01/04 2026
450
Written by | Intelligent Relativity
As the calendar pages flip towards the end of 2025, China's robotics industry stands at a pivotal crossroads, on the cusp of commercial deployment and accelerating at breakneck speed. This year, embodied intelligence, epitomized by humanoid robots, has transcended the realm of laboratory concept validation, achieving a remarkable leap with over 50% growth, transitioning from mere 'stage demonstrations' to practical 'real-world applications.' A trillion-dollar industry is on the horizon, and amidst the myriad of buzzwords in the robotics sector, 'cross-industry integration' warrants a fresh perspective.
This year, it's no longer a solo performance by traditional robotics firms. Industrial titans from the automotive, electronics, and internet sectors have collectively entered the arena, leveraging their technological prowess, supply chain efficiency, and scale advantages. This has propelled the robotics industry from 'niche exploration' to a 'mass competition' phase, fostering a unique wave of 'cross-industry convergence' development.

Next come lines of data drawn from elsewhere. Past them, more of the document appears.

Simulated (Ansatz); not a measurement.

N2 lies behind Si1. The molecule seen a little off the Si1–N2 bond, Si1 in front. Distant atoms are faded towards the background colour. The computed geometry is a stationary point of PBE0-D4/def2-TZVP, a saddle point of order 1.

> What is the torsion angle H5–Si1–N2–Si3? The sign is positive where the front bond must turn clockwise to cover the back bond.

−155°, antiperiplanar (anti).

Reflecting on the 2025 robotics landscape, each cross-industry player harbors distinct aspirations and objectives. Yet, their commonalities are evident: relentless product refinement, excellence in service delivery, and an unwavering pursuit of market demands. Only by adhering to these principles can they carve out a niche for survival in this uncertain technological odyssey.
The Rise of Cross-Industry Behemoths in the Robotics Blue Ocean: A Strategic Move
Corporate diversification is not a novelty. However, in 2025, few industries have attracted as many industry giants as the robotics sector. Data reveals that in the first eight months of 2025, primary market financing in the robotics field soared to RMB 38.624 billion, 1.8 times the entire year's total in 2024.
What fuels this surge of investment? The answers are multifaceted, but two factors have reached a consensus. Firstly, the blue ocean effect. Data indicates that in 2024, global industrial robot sales reached 542,000 units, with China accounting for 54% of the global total at 295,000 installations. In 2025, China's robotics market size is projected to exceed RMB 150 billion, representing 35% of the global market share. Some institutions predict that the Chinese market for embodied intelligence alone will reach RMB 400 billion by 2030 and surpass RMB 1 trillion by 2035, accounting for over 50% of the global share.
With such a colossal market at stake, it's natural to attract a multitude of players. However, from a business standpoint, cross-industry players adhere to certain patterns.
Firstly, the collective foray of automotive companies into robotics has become a trend. According to incomplete statistics by Cailian Press reporters, by the end of 2025, at least 20 companies have made cross-industry forays into humanoid robots. Among them, Chery unveiled the humanoid robot Mo Jia, BYD officially announced the mass production of core robot components, Changan introduced the humanoid robot product 'Xiao An,' and Geely collaborated with UBTECH to develop the Walker S1 humanoid robot serving the Zeekr 5G Smart Factory, all becoming focal points in the robotics sector at the time.
Why are automotive companies so enthusiastic about entering the robotics industry? This leads us to the second factor: technological homology. Data shows that various links in the automotive industry chain can deeply integrate with intelligent robots, with a supply chain overlap exceeding 60%. The answer from Chery Group Chairman Yin Tongyue is even more direct: 'A car is essentially a 'mobile intelligent robot.''
Moreover, technological homology is not exclusive to automotive companies venturing into robotics. Facing saturation in the traditional home appliance market, leading companies have swiftly entered the robotics market by leveraging their manufacturing, supply chain, and smart home ecosystem advantages. The underlying logic is the reuse of mechatronics and intelligent control technologies, combined with smart home scenarios and channel advantages, to seek new growth poles. Focusing on core components and complete machines of humanoid robots, they lower mass production thresholds through precision manufacturing and supply chain management capabilities. Consumer electronics companies like DJI, entering the robotics industry, follow the logic of quickly adapting to robot demands through accumulated technologies in micro-motors, precision structures, and sensors. Similarly, internet giants joining the robotics battlefield leverage their strengths in software algorithms, human-computer interaction, and scenario deployment. Players like ByteDance, JD.com, and Baidu can swiftly migrate technologies in AI large models, voice interaction, and visual algorithms, along with their own business scenarios like logistics and retail, for robot commercialization verification.
Therefore, cross-industry giants entering the robotics industry have already pondered whether and how they can succeed.
Collective Bets on Robotics: Seizing the Next Technological Anchor Point
As embodied intelligence emerges as the new trend in the tech industry, the robotics sector's heat carries another profound implication: it serves as a strategic anchor point for tech giants' transformation.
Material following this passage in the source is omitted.